Gone are the days when consumers needed to brave the cold weather and queue for hours to pick up the perfect Christmas presents. Online shopping has saved many of us from high street hell, but thanks to smartphone technology, fitting the Christmas shop into your day is getting easier.
Or is it? According to the BBC, shopping on smartphones is still lagging behind desktops and tablets, with more than 90 per cent of people ditching their online shopping baskets before making a purchase on a smartphone. This figure drops to approximately 68 per cent when shopping on a desktop or tablet.
However, new technologies might level the playing field in the future, with systems like Apple Pay and Android Pay making in-app purchases more seamless. While this is still very much an emerging market in the UK (Android Pay is currently only available in the US), products like this should make shopping on a smartphone less fiddly.
This is because they remove the need for typing in your payment details, meaning you can buy something with just a few taps of your screen. Plus, they potentially offer more security, since they don’t share your card details with the merchant.
There are a number of other technologies that might give smartphones the edge in the future too. For example, the Zen Shopping app (currently only available in the US) lets you checkout with a single tab at thousands of stores, including Amazon, which again makes shopping on your mobile a much more seamless experience.
However, when technologies like this will be readily available in the UK remains to be seen.
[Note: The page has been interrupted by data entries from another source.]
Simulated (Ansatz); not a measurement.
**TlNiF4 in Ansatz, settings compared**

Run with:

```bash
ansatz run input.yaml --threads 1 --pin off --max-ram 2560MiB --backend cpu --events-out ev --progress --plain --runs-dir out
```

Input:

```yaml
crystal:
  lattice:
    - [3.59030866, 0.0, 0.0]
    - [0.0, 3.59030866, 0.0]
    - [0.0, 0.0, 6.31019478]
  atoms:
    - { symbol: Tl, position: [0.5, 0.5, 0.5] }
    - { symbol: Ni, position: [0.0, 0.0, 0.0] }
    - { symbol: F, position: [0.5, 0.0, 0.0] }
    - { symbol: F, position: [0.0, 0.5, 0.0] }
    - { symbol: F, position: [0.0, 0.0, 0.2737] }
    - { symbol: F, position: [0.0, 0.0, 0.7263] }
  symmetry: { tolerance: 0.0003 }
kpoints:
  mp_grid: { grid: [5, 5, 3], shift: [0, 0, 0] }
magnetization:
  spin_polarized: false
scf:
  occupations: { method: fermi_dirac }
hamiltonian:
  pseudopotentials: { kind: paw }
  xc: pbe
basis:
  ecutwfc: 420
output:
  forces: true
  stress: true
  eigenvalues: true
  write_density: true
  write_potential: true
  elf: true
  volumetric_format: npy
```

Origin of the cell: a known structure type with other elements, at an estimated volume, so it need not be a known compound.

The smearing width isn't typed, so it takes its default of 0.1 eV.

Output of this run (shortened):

Right now, it seems that even if smartphones aren’t the first choice when it comes to the Christmas shop, they’re definitely lending a helping hand.
In fact, recent research suggests that there’s a trend for using smartphones to check out products while in a high street store. Published by the Interactive Advertising Bureau, the study showed that half of all shoppers regularly use their smartphones to research products and prices while they’re in a shop.
It also showed that these people typically went to make a purchase in a high street store rather than online – though their research often leads them to different stores to make that final purchase.
According to the research, people aged 18 to 34 are most likely to shop in this way, with some 44 per cent of those surveyed claiming to have done so.